Eh, Theorycraft™ says that an outer layer or two of standard, with a couple(2-3) layers of basic inside/below it, an empty space, and then 1-2 layers advanced around/encapsulating systems deeper inside the ship would offer the best balance of protection-to-mass-to-area.
The discussion of exactly how-to armor something the "best way" is as old as weaponry. I personally put it towards "who's piloting it" to determine which is the best.
If it's mainly AI or an aggressive player in control, then the best bet is to go with heavy armor on the "front" as that's the direction most likely to be under fire. Both are probably going to "face tank" and "roll the dice" well past shield collapse.
If it's piloted by a "scaredycat" player, medium-light armor towards the back and sides is better as they'd turn tail and run at low shields until the shields recharge. The lighter armor would allow more "speed tanking" play style as well.

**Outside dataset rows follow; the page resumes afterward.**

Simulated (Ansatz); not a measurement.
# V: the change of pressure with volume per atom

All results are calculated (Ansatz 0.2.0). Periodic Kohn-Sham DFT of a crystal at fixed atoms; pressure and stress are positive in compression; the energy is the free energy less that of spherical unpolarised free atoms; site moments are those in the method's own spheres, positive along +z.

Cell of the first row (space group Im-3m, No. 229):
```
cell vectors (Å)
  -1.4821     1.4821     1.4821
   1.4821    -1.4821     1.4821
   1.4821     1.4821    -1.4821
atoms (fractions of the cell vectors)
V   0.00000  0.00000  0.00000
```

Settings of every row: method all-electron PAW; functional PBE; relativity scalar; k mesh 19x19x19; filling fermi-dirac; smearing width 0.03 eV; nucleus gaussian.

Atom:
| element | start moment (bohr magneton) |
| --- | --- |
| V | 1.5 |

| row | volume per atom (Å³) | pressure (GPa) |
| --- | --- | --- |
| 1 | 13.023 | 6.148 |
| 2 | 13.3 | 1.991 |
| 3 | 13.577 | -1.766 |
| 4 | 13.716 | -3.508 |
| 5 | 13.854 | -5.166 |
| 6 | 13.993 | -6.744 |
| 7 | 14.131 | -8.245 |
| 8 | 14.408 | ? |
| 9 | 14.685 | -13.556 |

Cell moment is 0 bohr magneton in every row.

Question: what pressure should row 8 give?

Other players (too lazy to search though the old armor threads) point out "all or nothing" armoring styles where they'd only armor the important to combat stuff, like the main chunk of reactor and primary weapon systems, and put all the mass of an otherwise much larger ship in those concentrated areas and leave the rest open to being evaporated. That style comes mainly from USA and UK Naval Doctrine, armor the ammunition and leave the rest open to even small arms fire.
I say it comes down to how you play. If you're not afraid to get battle scars, armor is for you. If you think every block is precious, you're probably not going to stay in combat with anything that can drop your shields anyways making armoring irrelevant.